HRW noted that press freedom was suppressed not only in war zones or by dictators, but even by democratically elected leaders.
The watchdog said as an example, the U.S. President Donald Trump labeled any coverage he did not like as “fake news,” the practice which was seized upon by Russia, Syria, Venezuela and some other states.
NAN reports that the International Federation of Journalists (IFJ) said 81 reporters were killed doing their jobs in 2017, as harassment and attacks on journalists have been on the rise.
Although the number of deaths are slightly down from last year’s total of 93, the IFJ cautioned that an unprecedented number of journalists were jailed in 2017, with more than 250 still in prison.
“Self-censorship was widespread and … impunity for the killings, harassment, attacks and threats against independent journalism was running at epidemic levels,” the Belgium-based organisation said in its annual report, released on Sunday.

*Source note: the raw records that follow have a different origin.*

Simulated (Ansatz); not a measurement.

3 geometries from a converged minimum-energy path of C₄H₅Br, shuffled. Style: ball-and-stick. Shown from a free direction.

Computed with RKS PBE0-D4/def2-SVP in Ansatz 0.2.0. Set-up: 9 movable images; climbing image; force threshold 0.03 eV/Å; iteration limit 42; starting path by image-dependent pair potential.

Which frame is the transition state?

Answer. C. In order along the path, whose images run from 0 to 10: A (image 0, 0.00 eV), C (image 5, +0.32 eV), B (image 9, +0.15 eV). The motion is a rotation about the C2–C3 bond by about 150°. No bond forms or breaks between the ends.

Reporters lost their lives in targeted killings, car bombings and crossfire incidents around the world, the IFJ said, although the loss of ground by armed groups reduced journalists’ exposure to the front lines in some combat zones.
For example, the Islamic State of Iraq and the Levant group (ISIL, also known as ISIS) steadily lost ground throughout 2017, with Iraq declaring an end to the war against the armed group.